By Luke Pearson
Hilda is the little girl. And this is her folk tale. And pretty much everything you need to know about how good this is is there on that absolutely gorgeously delightful cover above. By the end of it, you’ll have exactly the same smile as Hilda has.
Done by Luke Pearson im a style slightly less angular and decidedly cuter than usual (at least to my eye). And make no mistake about it – this is unashamedly cute; everything has that rounded touch and everything; from her little companion, to the strange little wood-man who keeps wandering into her house, even down to the big, seemingly nasty Troll, exists to charm and delight us. And it does.
Even the prospect of camping out on a windy, rainy night is enjoyed. Or at least it is by Hilda. Personally, many years after cub and scout camps, I still remember the fear, ridiculous now, but still with me, of the noise of rain and wind on that thin canvas, threatening to leak, to blow away.
Fortunately Hilda is made of sterner stuff than I. She’s fearless, an adventurer, yearning to take on the challenge. And she does. The wind and rain just provide her with comfort and her attitude towards life’s trials is so sweet:
Hildafolk is 24 pages of sweetness and cuteness as Hilda spends a night under canvas and then heads out into the hills for a day of drawing.
And she finds a fine adventure, meets a scary Rock Troll, discovers the secret of the Wood Man, experiences dangers, excitement and much more besides. And by the end, Hilda finds that there’s a pleasure to be had from adventure, although it might be an unexpected pleasure, where it’s the experience, not the result that matters.
Luke Pearson’s hopefully a major talent for the future. certainly in this slim little volume he does pretty much everything right, creating a really pleasant, warm and safe adventure tale for all-ages. Bright colours and gorgeous cartooning dominates, each page is just a visual treat.

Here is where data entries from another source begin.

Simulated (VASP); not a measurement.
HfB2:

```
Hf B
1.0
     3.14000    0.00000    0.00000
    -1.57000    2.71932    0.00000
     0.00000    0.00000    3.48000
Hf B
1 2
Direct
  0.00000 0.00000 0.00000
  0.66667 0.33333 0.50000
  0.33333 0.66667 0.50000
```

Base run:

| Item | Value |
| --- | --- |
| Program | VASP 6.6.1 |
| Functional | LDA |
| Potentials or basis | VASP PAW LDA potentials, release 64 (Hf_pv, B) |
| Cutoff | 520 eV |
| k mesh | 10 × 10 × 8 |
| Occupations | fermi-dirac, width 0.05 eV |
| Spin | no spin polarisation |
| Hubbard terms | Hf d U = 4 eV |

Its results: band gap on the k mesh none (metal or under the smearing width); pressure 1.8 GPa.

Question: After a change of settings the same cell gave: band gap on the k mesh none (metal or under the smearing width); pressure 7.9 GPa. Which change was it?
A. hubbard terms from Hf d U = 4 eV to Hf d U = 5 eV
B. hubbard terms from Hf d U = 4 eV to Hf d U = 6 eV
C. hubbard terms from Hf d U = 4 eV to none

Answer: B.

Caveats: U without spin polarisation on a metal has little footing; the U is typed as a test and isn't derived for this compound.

There’s also a playfulness here, in Pearson’s art but also in his words. There’s a couple of great gags inside – one with Hilda’s mum and a facial expression and the other involving a lost giant that made the broad smile across my face even wider.
And of course, seeing as this is a Nobrow Press book/comic, it’s quite beautifully put together, the pages are heavy stock, the colours bright yet with a classy matt finish. Everything in Hildafolk, from artist or publisher screams quality and class.
This is the first of Nobrows 17×23 series I’ve seen so far (it’s so called for the dimensions of the comic). It’s their showcase format, designed to allow artists a small start, to tell their stories in “a manageable and economic format” and possibly “…act as a springboard for more ambitious projects“.
And whilst part of me wants to see what Pearson can do when he decides to tackle something more serious, more in depth, there’s also a big part of me that would love to see the return of little Hilda and her very safe, very cute, very satisfying folk tales.